I am in a stew. A bunch of moms standing around at Daisy and Brownie Scout pick up, and I heard from another mother that the principal of our school--a blonde woman of Norwegian ancestry--told this African-American woman,  "I know what it's like to be a black woman." 

How's that? Yes, she's married to a black man and also has step-children of color--but she does not walk around in brown skin. 

The mom said, "The top of my head about blew off. I told my sister, and she is a big, tough, imposing black woman--she can be scary--and she said, 'Let me at her.' But I just said, 'No. Let me figure out how to deal with this.'" 

The worst part was, this mom was in to have her child's IEP (individualized education plan--made to support a child with special needs) reinstated, or at least have him reevaluated  which is her right under federal law. But the principal also said, "Oh, no. We can't do that. We're not an IEP school." Another "say what?" statement. And a flat-out violation of federal law. It is not possible to not be an "IEP" school. Particularly not for a public school. The law requires that we, as a society, support our children with special needs while also providing them with the least restrictive education possible. 

I absolutely believed this mother. Why? Because her story repeats word for word what our principal said to another mom five years ago, when her son was terribly bullied--being called "fat, black and stupid," in the classroom, though the principal said, "I have been in that class and I see no bullying. And the teacher sees no bullying." Then, she crossed her arms over her chest and went on to lecture my earlier friend. "I am a mother of four, and let me tell you, by this age, we just can't get involved in their social life. I know what it is to be a black woman. Our children have to figure out how to handle this on their own." 

Months of struggles later, this earlier friend, (a widowed mother of two, with Multiple Sclerosis, no less, and living less than two blocks from our school) had to pull her ten-year-old son and home school him. This was because little Warren came home one day and said, "I've figured it out, Mom. The next time they call me fat, black and stupid, I'll just stab them with a pencil. That will take care of it." Months of an effective, experienced mother trying to get the teacher and the school to cope with horrible bullying in his classroom. I know. I had a child in the same classroom. My kid used to come home, terrified. "I have to keep up, Mom, or they'll treat me like they treat Warren." 

I told my friend I would explain that to the principal, to the assistant superintendent, to the press. I begged her to file a complaint with the state. 

But no. She felt helpless. I understood why. When your child is in trouble and the teacher refuses to do anything and the principal refuses to do anything and the assistant superintendent refuses to do anything, and the superintendent is crazy, and you don't have the thirty-thousand dollars necessary to go to an educational attorney, and the free Disability Law Center in your state has 2.5 attorneys who have to cover the whole state, (meaning your problem is not as much of a crisis as the mentally-ill teenager shackled to his desk) sometimes, you just give up fighting and try to do your best for your own child.  

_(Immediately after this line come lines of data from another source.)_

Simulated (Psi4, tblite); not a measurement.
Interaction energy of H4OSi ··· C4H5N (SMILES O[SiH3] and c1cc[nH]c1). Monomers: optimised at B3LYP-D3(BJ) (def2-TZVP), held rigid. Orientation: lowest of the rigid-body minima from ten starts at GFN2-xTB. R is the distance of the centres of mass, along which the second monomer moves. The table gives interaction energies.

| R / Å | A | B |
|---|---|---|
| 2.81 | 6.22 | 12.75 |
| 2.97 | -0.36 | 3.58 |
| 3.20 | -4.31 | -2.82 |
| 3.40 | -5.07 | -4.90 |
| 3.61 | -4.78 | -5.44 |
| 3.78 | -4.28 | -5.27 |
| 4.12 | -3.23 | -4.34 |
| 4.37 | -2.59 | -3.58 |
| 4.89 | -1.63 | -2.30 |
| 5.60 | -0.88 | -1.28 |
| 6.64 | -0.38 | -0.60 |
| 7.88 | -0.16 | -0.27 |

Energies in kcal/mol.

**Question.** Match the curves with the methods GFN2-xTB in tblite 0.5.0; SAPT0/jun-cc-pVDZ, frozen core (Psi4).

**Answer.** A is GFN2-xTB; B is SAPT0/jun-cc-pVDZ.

Now, this terrible, evil principal is retiring at the end of the year, walking home with a pension. She took off half of this year because of some stress-related illness, which I can understand, because the parents and staff mostly despise her. I am not the only parent who has spent the last few years doing my best not to look at her when we pass in the halls. 

Then, I had to speak with her a few months ago on behalf of one of my children. After we had finished our little discussion, she sitting behind her big, dark office desk, she folded her hands under her chin and leaned on them and asked about the child of mine that she had failed as badly as she failed little Warren. 

I told her, calmly, what she had done to my kid. I laid out the consequences of her actions--possibly life-time consequences. "That's on you," I said in a voice as politely as if I were asking her to pass the tea. "When you decided not to support this child's disability. That's your responsibility, when you decided not to follow the science, when you refused to do what we know actually works. That's on you--you and the district. Your actions really harmed this child." I did not say I don't know how she sleeps at night, but I'm sure it hung in the air. 

She sat there, chin on folded hands, and nodded and made pursed her lips to look sad and said, "Oh." I nodded back, and got up and left, feeling surreal.  So many times, I had imagined what I would say to her, so many times I have tried to figure out how not to say, "You  ##$$&#&! You $##@###$$ my kid." I never imagined it would come out as calmly and rationally as that.

The odd thing is, the mom today heard me out and then said, "Maybe your conversation had something to do with it. Because suddenly, mid-February, I think, she calls me and says we should initiate an IEP evaluation." 

Mid-February would be about right, I think.  Wouldn't it be wonderful if my calm, unrighteous honesty had some positive effect? "We're not an IEP school," and "I know what it means to be a black woman," indeed. 

For shame wouldn't even begin to state it, but you've got to start somewhere. For shame.